Model Page

Triumph Stag

Triumph Stag Side


1970 - 1977

Production Run:



Canley (UK)


Triumph 2,997cc V8


9.7 secs

Max Speed:

120 mph

The story of the Triumph Stag is one of “what could have been”. The Stag is a four seater convertible coupe powered by a Triumph V8 engine. The Triumph Stag was styled by Giovanni Michelotti, a man responsible for design of the Herald, Spitfire, GT6, TR4, 2000, 1300 and Dolomite.

Triumph Stag

Triumph Stag

The Triumph Stag started life as a styling experiment, Michelotti had been loaned a Triumph 2000 by the then Director of Engineering at Triumph Harry Webster. Michelotti wanted a vehicle to use as a basis for a show car so that he could display his talents at an upcoming motor in Turin. Webster made an agreement with Michelotti that he could have the use of the Triumph 2000 on the condition that he could have first refusal on the car and use the proto-type as a basis for a new Triumph. Webster fell in love with the proto-type and the car was promptly shipped back to Triumph with the design being subsequently purchased – the car was never shown at the show.

Sir Donald Stokes, the Managing Director of British Leyland was convinced by Harry Webster that the car would be a sales success within the profitable Grand-Tourer market both at home and in America. Marketing surveys projected 12,000 sales per year, this was more than enough demand to put the car into production.

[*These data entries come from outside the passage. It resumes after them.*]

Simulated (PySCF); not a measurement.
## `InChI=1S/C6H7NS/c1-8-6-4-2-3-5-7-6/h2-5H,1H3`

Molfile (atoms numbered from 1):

The Triumph Stag project was given the official green light in 1966, responsibility for the development of the car was trusted to Spen King and a launch date was pencilled in for 1968. The launch date became less and less likely as development continued, the Stag design brought up a number of problems – the first being the strength and rigidity of the monocoque shell. Being a convertible the strength of the basic shell was weekend, the problem was solved using what is commonly referred to as the T bar. The T bar is a rollover bar that braced both B pillars, this brace also being braced to the centre of the windscreen. As a by-product, this arrangement neatly solved the problem of complying with American rollover standards.

Rear shot of Triumph Stag

Rear shot of Triumph Stag

Two engines were proposed for the Stag, the first was a larger version of the 2.1 straight six from the TR range, or the use of the new 2.5 V8 coupled with fuel injection that was in Development at Triumph. Webster wanted the Stag to utilise the new Triumph V8, the engine had to be increased to a 3.0 litre capacity the primary reason being to overcome the weak torque characterirstics inherent in the 2500cc motor. The troublesome fuel injection system was shelved with the engine being fed using dual Zenith-Stromberg 175 CDSE carburettors. This configuration allowed for the car to meet emissions targets for the valuable US market.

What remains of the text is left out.